Trying to hijack Nelson Mandela and present the DA as carrying his ‘holy grail’ is a pretty low tactic and certainly will backfire. In the first democratic elections 90% of white South Africa voted against Nelson Mandela and any of the majority black parties. The DA was at the forefront of this move. Even more did so in the next two elections. Not only this, but when Madiba magnanimously suggested that the DA join a National Unity government, they refused. After all in their opinion this was the leader of the nasty ANC and whatever his merits he was the first Commander-in-Chgief of Umkhonto we Sizwe branded as ‘terrorists’. The mainly white male DA voice believed they needed to fight against any broad movement made up of social democrats and communists and in so doing attracted some dodgy characters associated with the worst excesses of the previous regime.

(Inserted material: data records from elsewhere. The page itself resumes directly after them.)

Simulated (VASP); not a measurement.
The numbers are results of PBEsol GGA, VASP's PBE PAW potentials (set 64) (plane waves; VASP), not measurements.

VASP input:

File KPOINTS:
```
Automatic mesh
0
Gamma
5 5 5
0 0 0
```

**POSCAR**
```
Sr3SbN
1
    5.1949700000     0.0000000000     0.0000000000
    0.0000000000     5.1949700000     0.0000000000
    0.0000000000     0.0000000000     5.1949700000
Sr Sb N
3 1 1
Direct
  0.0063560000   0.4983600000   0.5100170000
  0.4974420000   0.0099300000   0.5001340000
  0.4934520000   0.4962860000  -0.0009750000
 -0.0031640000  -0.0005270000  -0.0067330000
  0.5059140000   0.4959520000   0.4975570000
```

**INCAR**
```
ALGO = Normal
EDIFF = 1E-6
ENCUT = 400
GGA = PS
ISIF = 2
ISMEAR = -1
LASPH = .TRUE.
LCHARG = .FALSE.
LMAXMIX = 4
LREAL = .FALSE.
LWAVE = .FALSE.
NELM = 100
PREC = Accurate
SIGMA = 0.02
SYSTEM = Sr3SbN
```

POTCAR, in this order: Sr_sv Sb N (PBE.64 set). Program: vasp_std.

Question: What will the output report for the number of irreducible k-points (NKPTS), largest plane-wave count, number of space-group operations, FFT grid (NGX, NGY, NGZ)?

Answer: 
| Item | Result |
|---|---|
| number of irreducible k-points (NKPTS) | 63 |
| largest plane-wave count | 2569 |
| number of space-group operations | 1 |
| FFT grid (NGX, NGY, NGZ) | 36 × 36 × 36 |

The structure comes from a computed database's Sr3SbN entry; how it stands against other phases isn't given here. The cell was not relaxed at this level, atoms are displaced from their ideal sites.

It is a bit rich that a still very unreformed DA in terms of who runs the show, now haul out Nelson Mandela’s picture and claim his mantle. Also by simply putting black faces up on a stage without a complete overall of the party hierarchy in line with national demographics, rings hollow. Furthermore the voice modulation exercise being employed by Helen Zille comes across as stage management.
The one thing that does come across as well thought out and appealing is the DA’s new logo and slogan, which contrasts with the poor branding, acronym and name of the new party COPE.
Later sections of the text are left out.